The at least one dielectric outer layer 140 can, in embodiments, have a thickness greater than 0.1 quarter wave (QW) to less than or equal to 4.0 QW where the control wavelength is determined by the target wavelength at the peak reflectance in the visible wavelength, such as between 0.5 QW and 4.0 QW, between 1.0 QW and 4.0 QW, between 1.5 QW and 4.0 QW, between 2.0 QW and 4.0 QW, between 2.5 QW and 4.0 QW, between 3.0 QW and 4.0 QW, or between 3.5 QW and 4.0 QW. In embodiments, the at least one dielectric outer layer 140 can have a thickness from greater than 0.1 QW to less than 3.5 QW, such as from greater than 0.1 QW to less than 3.0 QW, from greater than 0.1 QW to less than 2.5 QW, from greater than 0.1 QW to less than 2.0 QW, from greater than 0.1 QW to less than 1.5 QW, from greater than 0.1 QW to less than 1.0 QW, or from greater than 0.1 QW to less than 0.5 QW. In some embodiments, the at least one dielectric outer layer 140 can have a thickness from 0.5 QW to 3.5 QW, such as from 1.0 QW to 3.0 QW, or from 1.5 QW to 2.5 QW. In embodiments, the target wavelength may be about 1050 nm. The outer dielectric layer can be made from a dielectric material with a refractive index greater than 1.6 such as ZnS and TiO₂, or combinations thereof. In embodiments, the outer layer may be deposited by CVD or ALD.
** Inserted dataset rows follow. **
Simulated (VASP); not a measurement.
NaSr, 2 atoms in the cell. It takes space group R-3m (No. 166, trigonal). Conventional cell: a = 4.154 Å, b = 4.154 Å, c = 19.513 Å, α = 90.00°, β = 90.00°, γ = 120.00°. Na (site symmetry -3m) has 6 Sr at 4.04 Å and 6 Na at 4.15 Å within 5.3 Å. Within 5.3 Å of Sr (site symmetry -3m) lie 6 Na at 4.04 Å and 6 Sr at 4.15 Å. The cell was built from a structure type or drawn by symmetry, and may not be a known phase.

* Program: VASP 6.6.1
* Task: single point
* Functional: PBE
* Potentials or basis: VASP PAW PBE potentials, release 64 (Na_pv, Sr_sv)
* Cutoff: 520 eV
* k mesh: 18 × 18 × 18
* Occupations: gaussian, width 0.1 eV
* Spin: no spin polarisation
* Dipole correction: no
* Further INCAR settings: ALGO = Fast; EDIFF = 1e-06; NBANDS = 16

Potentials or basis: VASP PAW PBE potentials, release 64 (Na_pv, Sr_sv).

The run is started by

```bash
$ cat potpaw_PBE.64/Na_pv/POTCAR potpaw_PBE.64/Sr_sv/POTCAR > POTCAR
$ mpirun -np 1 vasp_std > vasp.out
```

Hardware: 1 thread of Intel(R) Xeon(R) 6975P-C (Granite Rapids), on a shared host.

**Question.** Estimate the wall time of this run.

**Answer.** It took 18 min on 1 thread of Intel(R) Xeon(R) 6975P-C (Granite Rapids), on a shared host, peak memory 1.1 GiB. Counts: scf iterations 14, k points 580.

In embodiments, the dielectric outer layer 140 can have a thickness between 5 and 500 nm, such as between 50 nm and 500 nm, between 100 nm and 500 nm, between 150 nm and 500 nm, between 200 nm and 500 nm, between 250 nm and 500 nm, between 300 nm and 500 nm, between 350 nm and 500 nm, between 400 nm and 500 nm, or between 450 nm and 500 nm. In some embodiments, the at least one dielectric layer 120 can have a thickness between 5 nm and 450 nm, such as between 5 nm and 400 nm, between 5 nm and 350 nm, between 5 nm and 300 nm, between 5 nm and 250 nm, between 5 nm and 200 nm, between 5 nm and 150 nm, between 5 nm and 100 nm, or between 5 nm and 50 nm. In embodiments, the dielectric outer layer can have a thickness between 50 nm to 450 nm, such as between 100 nm to 400 nm, between 150 nm to 350 nm, or between 200 nm to 300 nm.

Embodiments of the multilayer thin film 100 described above have a hue shift of less than 30°, such as less than 25°, less than 20°, less than 15°, or less than 10° in the Lab color space when viewed at angles from 0° to 45°.

In one or more embodiments, the multilayer thin film 100 comprises a reflective core layer 110 made from Al, a protective layer 150 deposited by wet chemical processes and made from SiO₂ encapsulating the reflective core layer 110, a dielectric layer 120 deposited by CVD, ALD, or wet chemical processes and made from TiO₂ extending across at least a portion of the protective layer 150, a metallic absorbing layer 130 deposited by ALD and made from W extending across the dielectric layer 120, and a dielectric outer layer 140 deposited by CVD or ALD and made from TiO₂ extending across the metallic absorbing layer 130.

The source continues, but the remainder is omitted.